Elsie Flette, head of the First Nations of Southern Manitoba Child and Family Services Authority, which oversees the Southeast agency that took Owen into care, said changes are already underway at the agency.
"We have been working with that agency over the last number of years now to build capacity and improve services," she said. "The agency is very co-operative, and as concerned as we are about the quality of services."
The authority launched a review of the agency last September, Flette added.
"It's quite broad in scope. We're looking at all the issues that [Guy] recommended in the report, that we take a look at. The intent of that is to build on changes, improvements that the agency has already made, identify where more work is needed or where things still need to be done that aren't underway," she said.
'How did we fail this child?'
The purpose of the inquest report was not to look at who's to blame for Owen's death, Flette said.
"It's to say, 'How did we fail this child?' Because clearly we all failed her. And what can we do to prevent similar deaths?
"[Guy] makes recommendations not just to Southeast, but to the province, certainly to the feds, to ourselves, to the wider system, to the community at large — I mean, he's asking the question, 'How come we have 14-year-olds on the street and nobody gets upset about that?' That's a bigger question for all of us, to say who's to blame. I think we all carry some responsibility for these children."
Before her death, Owen ran away from the home where she had been placed and had been selling sex on the streets of Winnipeg in order to support a drug habit.
The provincial government also responded to the inquest report's recommendations urging police, child welfare workers, justice officials, community groups, aboriginal groups and government agencies to create a strategy to attack sexual exploitation and drug abuse in children.
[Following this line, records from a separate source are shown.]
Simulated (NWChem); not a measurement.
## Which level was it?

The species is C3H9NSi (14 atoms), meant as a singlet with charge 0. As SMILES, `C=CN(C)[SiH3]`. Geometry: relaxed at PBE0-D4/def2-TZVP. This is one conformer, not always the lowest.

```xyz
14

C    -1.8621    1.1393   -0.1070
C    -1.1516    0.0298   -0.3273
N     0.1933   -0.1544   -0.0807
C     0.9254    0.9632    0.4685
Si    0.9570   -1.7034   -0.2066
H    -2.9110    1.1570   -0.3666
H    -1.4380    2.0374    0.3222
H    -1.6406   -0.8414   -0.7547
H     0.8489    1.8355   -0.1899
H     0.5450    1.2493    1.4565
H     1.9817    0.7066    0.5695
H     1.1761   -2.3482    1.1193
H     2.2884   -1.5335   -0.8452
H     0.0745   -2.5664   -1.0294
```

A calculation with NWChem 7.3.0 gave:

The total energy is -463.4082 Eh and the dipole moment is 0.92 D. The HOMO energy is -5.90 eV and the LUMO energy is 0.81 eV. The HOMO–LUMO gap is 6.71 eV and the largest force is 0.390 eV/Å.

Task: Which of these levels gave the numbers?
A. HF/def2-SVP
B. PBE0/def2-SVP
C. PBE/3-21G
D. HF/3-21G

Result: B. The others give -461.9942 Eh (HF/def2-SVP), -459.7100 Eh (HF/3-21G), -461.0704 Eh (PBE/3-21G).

Family Services Minister Gord Mackintosh said a summit is planned this winter to determine what changes the provincial government needs to make to reduce the incidence of child exploitation.
"The judge put a lot of emphasis on the need to develop this thinking and work co-operatively in a way never seen before, making sure that there's a task force that is multi-disciplinary and brings the best minds, the best ideas to one common table," Mackintosh said.
A permanent task force will be one of the outcomes of the summit, Mackintosh said. Other changes are also likely, possibly including changes to the law.